Health Checks
Health checks are the core of Rackscope's monitoring system. They define PromQL queries that are evaluated against Prometheus data to determine the health state (OK / WARN / CRIT / UNKNOWN) of every device and rack in your infrastructure.

Rackscope does not collect metrics itself. Every check is a live PromQL query sent to your Prometheus instance. The check system is entirely configuration-driven: checks are defined in YAML, bound to hardware templates, and evaluated in batches by the Telemetry Planner to avoid query explosion.
How Health Checks Work
The evaluation pipeline for a single device is:
- The Telemetry Planner collects all node IDs for every check that is referenced by at least one device template currently loaded in the topology.

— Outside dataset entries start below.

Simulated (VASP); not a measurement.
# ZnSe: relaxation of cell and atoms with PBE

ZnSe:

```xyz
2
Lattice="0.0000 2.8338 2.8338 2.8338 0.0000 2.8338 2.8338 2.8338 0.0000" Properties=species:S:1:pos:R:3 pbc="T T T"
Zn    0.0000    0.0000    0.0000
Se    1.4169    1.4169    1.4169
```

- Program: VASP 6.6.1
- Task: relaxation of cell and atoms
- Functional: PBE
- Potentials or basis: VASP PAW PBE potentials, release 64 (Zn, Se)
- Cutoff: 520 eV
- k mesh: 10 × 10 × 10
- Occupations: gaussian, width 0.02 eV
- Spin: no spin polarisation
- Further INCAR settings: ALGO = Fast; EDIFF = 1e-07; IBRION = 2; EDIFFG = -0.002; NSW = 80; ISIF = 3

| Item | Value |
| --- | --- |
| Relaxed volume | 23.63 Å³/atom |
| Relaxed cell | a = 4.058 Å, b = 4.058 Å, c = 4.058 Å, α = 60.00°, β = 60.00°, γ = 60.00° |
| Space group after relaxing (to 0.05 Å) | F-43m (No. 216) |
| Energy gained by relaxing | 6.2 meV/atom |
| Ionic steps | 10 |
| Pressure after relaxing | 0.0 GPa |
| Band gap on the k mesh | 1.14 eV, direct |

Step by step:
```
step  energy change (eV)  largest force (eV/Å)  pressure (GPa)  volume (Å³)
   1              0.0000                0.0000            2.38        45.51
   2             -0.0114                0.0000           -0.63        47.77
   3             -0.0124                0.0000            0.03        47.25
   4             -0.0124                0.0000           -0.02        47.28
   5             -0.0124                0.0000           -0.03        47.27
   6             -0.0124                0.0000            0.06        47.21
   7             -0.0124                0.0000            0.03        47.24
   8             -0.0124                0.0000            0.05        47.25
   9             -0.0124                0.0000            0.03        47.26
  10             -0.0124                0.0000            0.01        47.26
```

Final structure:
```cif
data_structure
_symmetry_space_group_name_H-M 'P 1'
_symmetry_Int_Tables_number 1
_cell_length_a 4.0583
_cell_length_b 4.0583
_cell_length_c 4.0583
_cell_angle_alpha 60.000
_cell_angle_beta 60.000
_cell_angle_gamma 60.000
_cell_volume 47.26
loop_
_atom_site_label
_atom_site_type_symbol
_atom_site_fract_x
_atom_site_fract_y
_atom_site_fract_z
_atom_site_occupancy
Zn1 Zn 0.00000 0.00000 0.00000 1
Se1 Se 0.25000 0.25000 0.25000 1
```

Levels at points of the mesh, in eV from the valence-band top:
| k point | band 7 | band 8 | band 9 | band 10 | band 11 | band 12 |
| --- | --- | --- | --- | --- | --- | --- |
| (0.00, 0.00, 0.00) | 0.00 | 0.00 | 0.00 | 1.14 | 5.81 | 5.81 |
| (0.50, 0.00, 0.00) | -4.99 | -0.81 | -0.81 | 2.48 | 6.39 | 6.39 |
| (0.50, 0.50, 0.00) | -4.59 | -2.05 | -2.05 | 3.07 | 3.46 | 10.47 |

- For each check, it builds a batch PromQL query replacing placeholders (
$instances,$chassis,$racks,$jobs) with the relevant IDs from the topology. - The query result is a Prometheus instant vector. Each returned time series is matched against the check's
ruleslist in order. - The first rule whose condition is satisfied sets the health state for that time series. If no rule matches, the state is OK.
- If a node is absent from the query result (no data), its state is UNKNOWN (or the configured
unknown_state). - States are aggregated upward through the physical hierarchy (see section below).
Because queries are batched across all nodes, a single Prometheus query can cover an entire aisle of hundreds of servers. Rackscope never sends one query per device.
Health State Aggregation
Health states propagate from individual instances up to the top of the hierarchy. At every level, the worst state wins.
Instance (Prometheus node)
↓ worst state
Device (chassis node, slot)
↓ worst state
Rack
↓ worst state
Room
↓ worst state
Site
The severity order from worst to best is:
| State | Priority | Meaning |
|---|---|---|
| CRIT | 1 (worst) | At least one critical check failed |
| WARN | 2 | At least one warning check failed, no CRIT |
| UNKNOWN | 3 | No data returned or check error |
| OK | 4 (best) | All checks pass |
Example: A rack containing 40 nodes where 1 node has an IPMI temperature CRIT and 3 nodes have fan speed WARNs will display as CRIT at the rack level. Drilling down to the rack view reveals which device is CRIT; drilling into the device shows which check triggered it.
Check File Layout
Checks are organized in a folder-based library under config/checks/library/. Each file groups related checks by hardware family:
config/checks/library/
up.yaml # Core availability (node_up, recent reboot)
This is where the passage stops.